This article was originally published on ETFTrends.com.
The strong dollar, political volatility in Brazil, trade wars with China and chaos in Turkey are among the factors punishing emerging markets assets this year. Year-to-date, the widely followed MSCI Emerging Markets Index is lower by 12.50%.
Some investors are not waiting around to see what's next for developing economies. This year, investors have yanked $5.12 billion from the iShares MSCI Emerging Markets ETF (EEM) , which tries to reflect the performance of the benchmark MSCI Emerging Markets Index. Only three US-listed ETFs have seen larger year-to-date outflows.
“Economies as varied as Argentina, Russia, South Africa and Turkey are facing the maelstrom, but each has its own reasons for falling out of favor, and the turmoil has yet to raise anxiety about the world’s biggest economies and markets,” reports The New York Times.
Some single-country emerging markets exchange traded funds are feeling investors' wrath, too. For example, the iShares MSCI Brazil Capped ETF (NYSEArca: EWZ) has bled $1.09 billion in the third quarter. Only two ETFs have larger third-quarter outflows.
Despite the difficulty in predicting the next president, there are still constructive drivers that should benefit stocks over the next few months. For instance, J.P. Morgan expects Brazil to post the best corporate earnings growth in 2018 among Latin American peers. Additionally, a number of its industries are linked to commodities, which benefit from a weaker real currency.
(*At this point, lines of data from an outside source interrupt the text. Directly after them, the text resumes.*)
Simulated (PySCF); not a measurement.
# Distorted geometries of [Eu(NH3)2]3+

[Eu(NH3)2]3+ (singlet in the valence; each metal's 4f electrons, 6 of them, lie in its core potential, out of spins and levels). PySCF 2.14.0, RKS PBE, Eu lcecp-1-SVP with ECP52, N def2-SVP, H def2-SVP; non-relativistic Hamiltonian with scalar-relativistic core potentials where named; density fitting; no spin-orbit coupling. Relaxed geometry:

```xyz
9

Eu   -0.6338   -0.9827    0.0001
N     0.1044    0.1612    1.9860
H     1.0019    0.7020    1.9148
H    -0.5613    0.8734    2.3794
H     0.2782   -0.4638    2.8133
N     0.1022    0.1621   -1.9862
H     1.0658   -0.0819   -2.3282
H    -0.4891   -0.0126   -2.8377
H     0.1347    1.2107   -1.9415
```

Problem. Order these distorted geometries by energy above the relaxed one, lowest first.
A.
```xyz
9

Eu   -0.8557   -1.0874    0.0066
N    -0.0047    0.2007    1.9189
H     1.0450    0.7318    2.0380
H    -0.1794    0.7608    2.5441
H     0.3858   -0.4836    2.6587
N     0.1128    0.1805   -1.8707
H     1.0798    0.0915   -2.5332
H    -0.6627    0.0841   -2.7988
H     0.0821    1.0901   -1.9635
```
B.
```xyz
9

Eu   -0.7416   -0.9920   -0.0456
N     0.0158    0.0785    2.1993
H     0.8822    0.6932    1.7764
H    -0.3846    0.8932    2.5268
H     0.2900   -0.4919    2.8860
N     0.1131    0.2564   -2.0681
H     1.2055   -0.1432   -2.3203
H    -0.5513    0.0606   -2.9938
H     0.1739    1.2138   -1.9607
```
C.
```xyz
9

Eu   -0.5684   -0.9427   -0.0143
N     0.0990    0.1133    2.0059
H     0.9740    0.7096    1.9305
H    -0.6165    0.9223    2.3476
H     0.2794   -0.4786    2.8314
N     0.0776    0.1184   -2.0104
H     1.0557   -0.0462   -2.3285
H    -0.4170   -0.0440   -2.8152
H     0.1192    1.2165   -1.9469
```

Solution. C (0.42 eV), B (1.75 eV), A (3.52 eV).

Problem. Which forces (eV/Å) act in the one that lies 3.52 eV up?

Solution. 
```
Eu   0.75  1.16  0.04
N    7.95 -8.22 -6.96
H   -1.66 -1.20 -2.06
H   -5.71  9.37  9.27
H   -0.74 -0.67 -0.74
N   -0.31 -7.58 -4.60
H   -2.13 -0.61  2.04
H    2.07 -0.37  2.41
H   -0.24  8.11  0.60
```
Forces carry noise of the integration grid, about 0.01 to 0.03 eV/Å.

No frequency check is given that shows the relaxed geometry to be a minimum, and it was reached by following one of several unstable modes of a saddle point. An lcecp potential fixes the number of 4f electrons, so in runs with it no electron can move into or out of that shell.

Turkey has been a significant drag on emerging markets this year and the iShares MSCI Turkey ETF (TUR) is one of this year’s worst-performing emerging markets exchange traded funds.
“President Recep Tayyip Erdogan’s government has been spending, too, subsidizing big-ticket infrastructure projects,” according to the Times. “All that money owed in other currencies makes the collapse of the Turkish lira particularly problematic. The currency has been sinking steadily for years, resulting in a persistently high rate of inflation, but the sell-off turned into a rout after Mr. Erdogan was re-elected in June and given broad new powers that strengthened his control over the nation.”
Some analysts have recently trimmed Turkey's economic growth estimates. South Africa is another emerging markets offender as highlighted by a year-to-date decline of almost 27% for the iShares MSCI South Africa ETF (NYSEArca: EZA ) .
“South Africa’s currency, the rand, is down by roughly 18 percent this year, and second-quarter data this month showed that South Africa was already in a recession. That further complicates matters, as the cure for the weak rand — higher interest rates from the central bank — could make the downturn even worse,” according to the Times.